Participant names have been redacted to respect the privacy of the safe space. 

The silence was deafening. In your face. Powerful.

As students trickled into the Center for Race, Ethnicity, & Diversity Education (CREDE) Wednesday evening, looking for a space to process the events of the day — Donald Trump's victory in the 2016 presidential election — they had little to say as they sat down and waited for the program to begin. A couple of students engaged in small talk with their neighbor as they settled in, but conversations were far and few, often ending after a minute and replaced with pensive silence. 

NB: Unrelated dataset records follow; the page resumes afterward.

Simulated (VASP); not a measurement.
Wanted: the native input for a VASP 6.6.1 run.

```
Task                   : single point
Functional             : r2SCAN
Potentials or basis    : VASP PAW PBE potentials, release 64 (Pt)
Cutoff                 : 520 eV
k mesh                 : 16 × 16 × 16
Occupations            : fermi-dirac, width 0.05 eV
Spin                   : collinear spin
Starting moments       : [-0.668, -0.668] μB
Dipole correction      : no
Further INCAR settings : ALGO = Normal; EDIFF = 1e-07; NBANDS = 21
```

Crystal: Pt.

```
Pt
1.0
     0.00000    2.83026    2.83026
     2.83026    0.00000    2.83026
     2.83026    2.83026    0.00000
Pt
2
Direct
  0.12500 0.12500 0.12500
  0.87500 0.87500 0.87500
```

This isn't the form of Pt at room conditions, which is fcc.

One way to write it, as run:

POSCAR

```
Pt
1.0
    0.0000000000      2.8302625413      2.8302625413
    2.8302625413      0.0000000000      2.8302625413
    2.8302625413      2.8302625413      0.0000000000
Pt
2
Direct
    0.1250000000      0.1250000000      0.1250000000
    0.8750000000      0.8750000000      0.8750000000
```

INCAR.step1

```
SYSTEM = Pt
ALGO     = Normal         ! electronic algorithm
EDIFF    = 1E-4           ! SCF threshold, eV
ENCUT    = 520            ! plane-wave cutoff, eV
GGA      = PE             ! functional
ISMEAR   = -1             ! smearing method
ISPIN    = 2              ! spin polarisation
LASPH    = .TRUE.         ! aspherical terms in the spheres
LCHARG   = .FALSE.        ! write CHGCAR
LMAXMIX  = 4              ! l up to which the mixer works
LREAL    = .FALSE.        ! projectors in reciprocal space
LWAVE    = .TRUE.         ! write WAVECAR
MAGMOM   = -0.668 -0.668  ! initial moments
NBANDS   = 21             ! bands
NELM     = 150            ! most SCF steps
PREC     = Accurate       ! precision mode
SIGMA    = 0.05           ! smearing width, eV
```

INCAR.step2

The safe space, co-hosted by a variety of Elon's racial, ethnic and diversity student organizations, invited students to gather in the CREDE Wednesday at 8:30 p.m. to reflect, share their thoughts and find strength in the company of others.

Sophomore, Nikki Manderico, president of the Asian-Pacific Student Association (APSA), led the event by using music to facilitate discussion. While Manderico performed Christian music, students were repeatedly encouraged to request songs from a variety of faith backgrounds and languages. Between songs, students were given a period to take the floor and talk. During the first pause, one student spoke. But in the second and third pauses, a heavy silence returned. 

After one student broke the silence following the fourth song, students began to open up about the thoughts that had been lingering on their minds all day. 

"I feel like I can't speak Spanish in public, and I feel like I have to remove my stickers that are in Spanish off of my water bottle, and I feel like I can't just talk to my mom on the phone, and I feel like I can't just express who I am anymore," one student said. "This is probably the first time in my life I've felt so unwanted and so hated and the first time where I really don't feel like I really am an American, even though I am."

"For me, when I was walking across campus today, the only thing I felt like — we still have to put on this face, and it's tiring," another student said. "It's honestly tiring."

"I know personally, for myself — I'm gonna regret this tomorrow — but it was really hard to me to look a white person in the eyes today," an African-American female student said. "I couldn't do it, because I didn't know if they were a Clinton supporter or a Trump supporter and that hurt me. ... It's scary to think that, because of one man's hatred, I'm being biased against one race because not everybody has the same belief that Trump does."

Many students nodded in agreement of the difficult statement. A different student added, "Today, walking across campus, the silence was very noticeable."

"I don't necessarily hate Trump," one student said. "I just hate the platform that he stands for in the sense that his whole entire campaign is rooted in hatred."

While hurt, fear, anger and confusion were the main emotions of night, hope also made an appearance.

"I think that [hope] is important to continue and go forward and process," one student said. "If the president of the United States can sit in the same room as Donald Trump tomorrow and look him in the eyes ... We can do anything."